We all want a quick fix to get fit and strong, but dragging yourself to the gym to carry out a series of workouts can occasionally be at the bottom of our to-do list. Fortunately, you can work out easily at home and you don’t even need much equipment, as this single dumbbell full-body workout shows.
Posted to Instagram by André Carvalho, otherwise known as @the_naturalcoach, his single dumbbell workout consists of 5 movements to make up a set, to be performed for 3 sets, with 15-20 reps per exercise.
Translating his Portuguese caption, André says, “You can have an effective workout even with minimal equipment. Especially when you’re walking around and want to carry as little equipment as possible. There’s no excuse not to hit your goal.”
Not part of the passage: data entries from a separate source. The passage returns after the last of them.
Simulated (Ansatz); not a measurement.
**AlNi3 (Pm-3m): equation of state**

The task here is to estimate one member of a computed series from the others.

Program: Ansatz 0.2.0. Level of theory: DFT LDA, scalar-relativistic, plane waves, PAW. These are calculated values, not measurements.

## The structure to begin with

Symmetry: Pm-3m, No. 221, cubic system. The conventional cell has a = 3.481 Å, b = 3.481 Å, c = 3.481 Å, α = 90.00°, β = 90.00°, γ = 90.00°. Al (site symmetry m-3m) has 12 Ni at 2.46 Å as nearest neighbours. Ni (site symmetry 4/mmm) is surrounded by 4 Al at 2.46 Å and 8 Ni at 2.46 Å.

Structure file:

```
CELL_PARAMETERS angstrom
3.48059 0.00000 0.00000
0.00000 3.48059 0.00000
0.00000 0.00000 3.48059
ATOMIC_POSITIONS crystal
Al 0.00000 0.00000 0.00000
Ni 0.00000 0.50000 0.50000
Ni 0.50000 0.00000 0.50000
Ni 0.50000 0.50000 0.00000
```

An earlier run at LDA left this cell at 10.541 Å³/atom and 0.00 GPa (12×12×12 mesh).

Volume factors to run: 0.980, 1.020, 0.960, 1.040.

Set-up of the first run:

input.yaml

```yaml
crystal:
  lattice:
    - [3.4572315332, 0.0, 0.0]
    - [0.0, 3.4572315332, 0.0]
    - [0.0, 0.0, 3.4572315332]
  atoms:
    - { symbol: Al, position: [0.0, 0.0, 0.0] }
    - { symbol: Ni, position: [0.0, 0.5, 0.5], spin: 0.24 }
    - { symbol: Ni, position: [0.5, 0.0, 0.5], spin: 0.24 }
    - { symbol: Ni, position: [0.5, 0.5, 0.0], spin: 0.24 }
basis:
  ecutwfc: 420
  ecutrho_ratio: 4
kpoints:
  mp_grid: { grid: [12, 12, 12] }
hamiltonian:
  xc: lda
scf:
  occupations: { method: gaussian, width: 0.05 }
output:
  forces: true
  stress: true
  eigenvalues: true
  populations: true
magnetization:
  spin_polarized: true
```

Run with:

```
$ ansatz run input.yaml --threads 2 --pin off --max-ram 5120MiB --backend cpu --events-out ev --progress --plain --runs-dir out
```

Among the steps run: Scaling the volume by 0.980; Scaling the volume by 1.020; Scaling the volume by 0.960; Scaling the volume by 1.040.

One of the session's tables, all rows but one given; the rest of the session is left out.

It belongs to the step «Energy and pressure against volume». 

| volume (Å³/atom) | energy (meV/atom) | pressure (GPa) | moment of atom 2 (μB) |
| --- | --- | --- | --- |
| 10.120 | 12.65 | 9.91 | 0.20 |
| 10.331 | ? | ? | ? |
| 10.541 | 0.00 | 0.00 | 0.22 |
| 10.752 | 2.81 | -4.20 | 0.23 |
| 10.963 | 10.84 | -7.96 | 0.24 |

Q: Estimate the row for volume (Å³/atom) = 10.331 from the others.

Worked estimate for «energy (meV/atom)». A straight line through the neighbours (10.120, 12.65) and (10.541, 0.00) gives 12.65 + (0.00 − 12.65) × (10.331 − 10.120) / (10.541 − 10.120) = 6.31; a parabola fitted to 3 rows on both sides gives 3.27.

His single dumbbell full-body workout involves the following movements:
- Single Arm Squat to Press (both sides): Stand with your feet slightly wider than shoulder-width apart and hold the dummbell in one hand using an underhand grip. Begin by holding it at your shoulder, as if you were at the top of a bicep curl. Squat down, ensuring your push your knees out and your core braced. Make sure you keep looking in front of you throughout the duration of the movement. Once you’ve reached the bottom of your squat, return to a standing position. As you do so, push your arm up to raise the dumbbell above your head. As you do this, rotate your wrist so that you end with the dumbbell in the air in an overhand grip.
- Pullover Toe Touch: This one is a serious core burner. If you’ve performed a hollow hold before, this is an extension of that exercise. Lie down on your back with just your bum and lower back touching the ground. With your arms stretched out above your head, hold your single dumbbell at the ends with both hands. Next, bracing your core, you want to perform a V-sit style movement. Bring your legs up in the air (keeping them straight) and bring the dumbbell over your head and raise your upper body enough so that you can stretch to reach your shin with the dumbbell. It will help to exhale as you perform this part of the movement, and inhale when you return to the starting position.
- Push Up to Row, Alternate: Get yourself into a push-up position with the dumbbell in one hand. Perform a dumbbell row whilst in this push-up position; bring the dumbbell towards your hip to engage your lats. Once you have returned the dumbbell to the floor, perform a push-up. Next, roll the dumbbell over to your other hand and complete the same two exercises again.
- Single Sided Press with Toe Touch: An upper body blaster, lie down on the floor and bend one knee. With your other leg, raise it into the air as high as you can. Hold the dumbbell with an overhand grip in the hand opposite to the leg that is in the air, with your elbow bent at 90-degrees as if you were going to perform a floor press. Perform a floor press (pushing the dumbbell into the air) but as you do so, raise your upper body so you get the dumbbell to reach your foot that is in the air.
- Waiter’s Curl: Time to build those biceps. Kneel on the ground and hold the dumbbell using both hands. But, rather than grip it, just have them open and held under one end as this will help to better engage your arm muscles. Simply curl the dumbbell up to your chest for the required number of reps.
As to which weight of dumbbell you should use, it can be entirely down to you. Obviously, you don’t want to go so heavy that you can’t complete all reps for all sets, but you also want a weight that will challenge you. You may find you can change the weight depending on which exercise you’re performing.
As we’ve discussed before, using fitness trainer Paul Sklar as an example, using lighter weights can be just as effective as using heavy weights. He explains his reason for going lighter is that it can help improve the mind-muscle connection.
“Make the most out of any exercise you do, because each one may work a lot more than you think they do. When I use a weight like this, I take all sets to failure, understanding what failure is,” he said of his 3-movement dumbbell workout.
While, in the case of André’s single dumbbell workout, he has specified a required number of reps and sets, as opposed to training to failure, there is still much to be said of going lighter on the weight.